The Digital Markets Act and regulation of P2B relations: Mission impossible?

0 comments | 17 shares

Estimated reading time: 5 minutes

Konstantina Bania

December 14th, 2020

The Digital Markets Act and regulation of P2B relations: Mission impossible?

0 comments | 17 shares

Estimated reading time: 5 minutes

As many countries around the world consider how to regulate large technology companies – platforms – that provide services such as social media or search, Konstantina Bania of the European Broadcasting Union asks whether the upcoming EU’s Digital Markets Act will transform platform regulation.

‘Platform regulation’ has become a buzz term in policy circles. Discussions globally have moved beyond content-related issues, such as fake news and child online safety, to the need to regulate the relations between platforms and their business users.

It is one of those rare moments in history when initiatives undertaken in different jurisdictions, ranging from policy reports to travaux préparatoires of statutes, reach the same conclusion: : even if competition rules are adapted to the specificities of digital markets, they are not sufficient to address the problems arising from the ‘gatekeeping’ role that platforms play.  As a result, so the argument goes, vigorous competition enforcement must be complemented with ex ante rules in order to protect platforms’ business users and, by extension, competition in digital markets.

In the EU, a wave of regulatory activity is emerging to address competition concerns in the platform economy. In 2019, the EU adopted the platform-to-business (P2B) Regulation, which imposes on platforms a series of transparency obligations (e.g. a duty to disclose whether they engage in self-preferencing). And the Commission is on the verge of publishing a legislative proposal on a Digital Markets Act (DMA) that is expected to establish obligations that go beyond transparency.

The DMA aims to change the rule book. Though platforms have traditionally been subject to ‘light touch’ regulation, post-DMA they will most likely abide by rules requiring them to introduce changes to their practices and/or monetization strategies.

However, regulating platforms is easier said than done. Platforms that have emerged in recent years are very different from one another in terms of the main functions they perform, the functionalities they offer and the business models they have designed to generate revenues. Before we see the much-anticipated proposal (expected to be published on December 15), it’s worth raising a few questions about where the Commission is (or should be) headed.

Why is the existing toolkit inappropriate to capture harmful platform practices?

Though the way in which platforms should be regulated is still subject to debate (e.g. Should there be a ‘black list’ of practices? Or should platforms’ duties be determined by reference to a set of principles ‘à la Furman’?), there seems to be a growing consensus that the current legal framework is not sufficient to resolve problems arising from platform practices and/or inherent characteristics of platform markets (e.g. high concentration ratios caused by network effects). However, the regulatory gap the DMA must fill is far from clear.

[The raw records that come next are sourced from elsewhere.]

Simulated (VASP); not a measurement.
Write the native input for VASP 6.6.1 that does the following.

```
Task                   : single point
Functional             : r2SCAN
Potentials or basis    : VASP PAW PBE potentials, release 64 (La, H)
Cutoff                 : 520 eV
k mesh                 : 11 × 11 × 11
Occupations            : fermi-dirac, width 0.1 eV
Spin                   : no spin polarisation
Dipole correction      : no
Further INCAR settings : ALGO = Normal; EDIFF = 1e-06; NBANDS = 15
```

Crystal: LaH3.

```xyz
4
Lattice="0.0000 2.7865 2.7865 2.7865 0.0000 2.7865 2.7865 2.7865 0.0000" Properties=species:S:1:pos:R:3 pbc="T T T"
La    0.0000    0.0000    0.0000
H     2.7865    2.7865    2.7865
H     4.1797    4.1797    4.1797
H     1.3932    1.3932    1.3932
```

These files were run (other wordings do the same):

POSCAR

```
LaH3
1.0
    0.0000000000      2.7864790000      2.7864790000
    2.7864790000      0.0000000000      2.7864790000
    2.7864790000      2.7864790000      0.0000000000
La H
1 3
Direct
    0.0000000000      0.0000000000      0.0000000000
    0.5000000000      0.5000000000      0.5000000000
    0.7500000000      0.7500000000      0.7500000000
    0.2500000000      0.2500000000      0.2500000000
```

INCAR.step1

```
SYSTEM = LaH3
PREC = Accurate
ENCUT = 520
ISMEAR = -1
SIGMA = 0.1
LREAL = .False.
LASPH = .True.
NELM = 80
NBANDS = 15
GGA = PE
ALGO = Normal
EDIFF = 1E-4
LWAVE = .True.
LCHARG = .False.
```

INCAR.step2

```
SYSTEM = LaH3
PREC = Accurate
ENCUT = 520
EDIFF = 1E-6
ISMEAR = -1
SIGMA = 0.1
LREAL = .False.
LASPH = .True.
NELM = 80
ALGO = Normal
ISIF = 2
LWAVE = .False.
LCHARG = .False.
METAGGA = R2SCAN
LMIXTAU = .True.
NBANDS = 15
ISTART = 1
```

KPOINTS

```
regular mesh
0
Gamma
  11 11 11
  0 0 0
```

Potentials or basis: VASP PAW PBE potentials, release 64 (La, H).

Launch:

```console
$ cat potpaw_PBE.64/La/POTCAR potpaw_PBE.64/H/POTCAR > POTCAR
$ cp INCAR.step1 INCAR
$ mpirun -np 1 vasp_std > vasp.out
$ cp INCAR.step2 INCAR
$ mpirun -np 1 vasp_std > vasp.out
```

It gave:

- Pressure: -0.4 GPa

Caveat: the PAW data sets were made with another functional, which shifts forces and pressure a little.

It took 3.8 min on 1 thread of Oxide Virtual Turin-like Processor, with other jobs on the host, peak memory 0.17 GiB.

The Commission’s (draft) Impact Assessment Report (IAR) that leaked in October refers to the limitations of the P2B Regulation and EU competition law. Granted, certain platforms act as intermediaries between businesses and consumers and, due to the market power they hold, they may engage in practices that are not caught by the above rules. However, the problem is more complex and the Commission needs to elaborate further on why we need pan-EU rules governing P2B relations in order to promote competition. In addition to spelling out the market failures it seeks to correct, any initiative would need to adequately reflect (the ineffectiveness of) other rules that apply to platforms, such as the (limited) transparency obligations established in the modernized Consumer Rights Directive, and the constraints of the right to data to portability enshrined in the GDPR. Other parameters that the DMA must reflect include consumption patterns, such as customer inertia, the ‘privacy paradox’ and the limited use of rights afforded to consumers by the existing framework.

The rhetoric about the need for increased platform responsibility should not translate into vaguely drafted provisions that overlap with obligations introduced by other regulatory instruments. For example, a recent study proposes that the DMA provide consumers with ‘information’ to reduce existing asymmetries in P2C relations. The modernized Consumer Rights Directive imposes on certain platforms the obligation to disclose the main parameters determining ranking as well as the obligation to disclose whether content they display is sponsored. What additional ‘information’ do consumers need to make informed choices? Unless we clearly understand why we need to regulate platforms, we run the risk of ending up with rules that do not add to the acquis in a meaningful way.

What should the scope of the DMA be?

Competition law is composed of horizontal rules that apply to all ‘undertakings’, a term that has been interpreted broadly to encompass any entity engaged in an economic activity regardless of its legal status and the way in which it is financed. However, in the realm of sector-specific regulation, the legislator needs to go through a painful exercise to determine the scope of the proposed rules. In the context of the DMA, this is going to particularly tricky. It seems that the DMA will be an asymmetric law. This means in practice that it must define what a platform is and the criteria by which a platform would qualify as a ‘large gatekeeper platform’ (LGP). Such qualification would trigger the application of a set of rules imposed on those platforms that have the ability and incentive to engage in unfair practices that harm competition.

What’s a platform?

The P2B Regulation could be considered the predecessor to the DMA in that it was the first attempt to address abuses of economic dependency in P2B relations. As a result, one might say that the criteria determining which platforms it covers could inspire the Commission. However, the set of criteria defining its scope is far from perfect. The Regulation applies to ‘online intermediation service’ (OIS) providers. To qualify as such, a platform must fulfil three conditions, namely it must be an ‘information society service provider’, there must be a ‘contractual relationship’ between the platform and its business user and the platform must act as an ‘intermediary’ between the business user and the consumer.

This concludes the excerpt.